Not entirely sure how people use fluxcd, but I guess
most people have something like a flux-system
flux kustomization as the
root to add more flux kustomizations to their kubernetes cluster.
Here all of that is living in a monorepo, and as we're all humans people figure
out different ways to break it, which brings the reconciliation of the flux controllers down.
Thus we set out to do some pre-flight validations.
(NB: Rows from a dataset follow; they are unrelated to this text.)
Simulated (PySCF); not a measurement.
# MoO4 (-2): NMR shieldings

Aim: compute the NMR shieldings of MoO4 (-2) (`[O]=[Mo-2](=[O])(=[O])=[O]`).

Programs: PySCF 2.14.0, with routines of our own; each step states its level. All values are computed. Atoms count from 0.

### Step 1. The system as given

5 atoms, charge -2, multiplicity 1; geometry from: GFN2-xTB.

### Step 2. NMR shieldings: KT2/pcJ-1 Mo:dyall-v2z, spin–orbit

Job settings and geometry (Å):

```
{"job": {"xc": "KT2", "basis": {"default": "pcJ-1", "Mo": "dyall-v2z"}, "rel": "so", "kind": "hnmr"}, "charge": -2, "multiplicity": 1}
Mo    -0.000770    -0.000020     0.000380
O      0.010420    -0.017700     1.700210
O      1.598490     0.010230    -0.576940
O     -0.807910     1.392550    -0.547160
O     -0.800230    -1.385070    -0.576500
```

Note1: We do not use flux variable substitutions for those root kustomizations, so
if you use those, you've to put additional work into the validation and pipe things through
flux envsubst
.
First Iteration: Just Run kustomize Like Flux Would Do It
With a folder structure where we've a cluster
folder with
subfolders per cluster, we just run a for loop over all of them:
for CLUSTER in ${CLUSTERS}; do
pushd clusters/${CLUSTER}
# validate if we can create and build a flux-system like kustomization file
kustomize create --autodetect --recursive
if ! kustomize build . -o /dev/null 2> error.log; then
echo "Error building flux-system kustomization for cluster ${CLUSTER}"
cat error.log
fi
popd
done
Second Iteration: Make Sure Our Workload Subfolder Have a kustomization.yaml
Next someone figured out that you can delete some yaml files from a workload subfolder,
including the kustomization.yaml
, but not all of them. That left around a resource
definition which lacks some other referenced objects, but is still happily included into
the root kustomization by kustomize create
and flux, which of course did not work.
Thus we started to catch that as well in our growing for loop:
for CLUSTER in ${CLUSTERS}; do
pushd clusters/${CLUSTER}
# validate if we can create and build a flux-system like kustomization file
kustomize create --autodetect --recursive
if ! kustomize build . -o /dev/null 2> error.log; then
echo "Error building flux-system kustomization for cluster ${CLUSTER}"
cat error.log
fi
# validate if we always have a kustomization file in folders with yaml files
for CLFOLDER in $(find . -type d); do
test -f ${CLFOLDER}/kustomization.yaml && continue
test -f ${CLFOLDER}/kustomization.yml && continue
if [[ $(find ${CLFOLDER} -maxdepth 1 \( -name '*.yaml' -o -name '*.yml' \) -type f|wc -l) != 0 ]]; then
echo "Error Cluster ${CLUSTER} folder ${CLFOLDER} lacks a kustomization.yaml"
fi
done
popd
done
Note2: I shortened those snippets to the core parts. In our case some things are a bit specific to how we implemented the execution of those checks in GitHub action workflows. Hope that's enough to transport the idea of what to check for.